Wednesday, November 3, 2010

When guilt creeps in


It's not a pretty picture, when guilt creeps in.

As a mom who recently returned to full-time work after working part-time since my daughter was born, you can imagine that Mr. Guilt has pretty much taken up permanent residence in my psyche these days. He's unpacked his things, put them away in closets and drawers, and started leaving the cap off of my toothpaste.

And then my daughter came home today reporting that she'd been in time-out during nap time at school. For the gazillionth time this month. Given, she's 3, and could just be remembering a day last week when that happened. But Mr. Guilt points a finger at me, reminding me that if I weren't working my full-time job, the afternoons of difficult nap times and time outs would not be an issue. Instead, we would've been having perfect picnics at the park in the afternoons, celebrating the wonder that is my creative and energetic kiddo.

Sigh.

I think I take it too hard, the idea of my amazing daughter suffering the slightest bit. But on a day when I was at work from 7 a.m. to almost 5 p.m., when I left before my daughter woke up and came home when it was almost dark, to a daughter whose delicate self image was suffering... it was just too much. Guilt flung wide the door and stomped around with muddy boots.

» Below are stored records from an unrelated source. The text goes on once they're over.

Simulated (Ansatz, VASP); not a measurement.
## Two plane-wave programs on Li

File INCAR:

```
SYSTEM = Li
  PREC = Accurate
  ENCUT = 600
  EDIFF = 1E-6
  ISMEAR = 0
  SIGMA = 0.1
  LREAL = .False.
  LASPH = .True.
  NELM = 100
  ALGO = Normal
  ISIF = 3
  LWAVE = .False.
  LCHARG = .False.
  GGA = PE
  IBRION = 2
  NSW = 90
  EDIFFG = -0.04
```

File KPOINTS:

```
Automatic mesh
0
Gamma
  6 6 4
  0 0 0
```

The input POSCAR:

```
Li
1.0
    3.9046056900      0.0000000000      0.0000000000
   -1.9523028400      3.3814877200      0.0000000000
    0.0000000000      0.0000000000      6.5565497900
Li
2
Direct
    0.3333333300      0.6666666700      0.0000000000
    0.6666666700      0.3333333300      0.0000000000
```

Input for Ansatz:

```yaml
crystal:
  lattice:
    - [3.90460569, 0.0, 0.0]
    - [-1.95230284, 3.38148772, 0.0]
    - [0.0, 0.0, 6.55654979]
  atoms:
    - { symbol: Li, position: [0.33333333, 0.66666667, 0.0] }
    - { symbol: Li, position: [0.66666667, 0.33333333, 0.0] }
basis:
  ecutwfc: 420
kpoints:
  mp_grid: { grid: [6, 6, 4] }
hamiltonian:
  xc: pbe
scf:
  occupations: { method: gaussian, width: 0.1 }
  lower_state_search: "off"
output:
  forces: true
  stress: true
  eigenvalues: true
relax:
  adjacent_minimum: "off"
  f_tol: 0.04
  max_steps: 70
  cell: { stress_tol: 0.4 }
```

I talked to my mom on the phone and actually cried. But she made me feel better, and then my hubby encouraged me to e-mail the school and try to figure things out. It's a wonderful school, with amazing and caring teachers who will completely work with me to make things right.

So I wrote an e-mail, a small positive action, which helped a bit.

Tomorrow will be better, I'm sure.




How do you deal with lousy days? How do you keep yourself from feeling guilty about the zillions of things that you can't make perfect in your life? Today I could use ideas.


By the way, Gretchen Rubin posted these ways for getting through a lousy day today. I thought it interesting that her post was so timely. Maybe it's universal to have rough days just before the time changes?

5 comments:

  1. I feel the same way so many days. I cry and call on friends to listen and understand. I try to remind myself that I am helping my daughter understand how the world really is and that most of us don't have the option to stay at home all day with our kids. (This is NOT an attack on SAHM!!!) I am simply saying that those of us who have babies and want to stay home but can't truly feel the guilt. My husband always says just do what you can honey....Right now I feel most guilty about not spending enough time with my firstborn...he gets left out lots b/c of how much time Ava demands..okay I am rambling..love ya..Hugs!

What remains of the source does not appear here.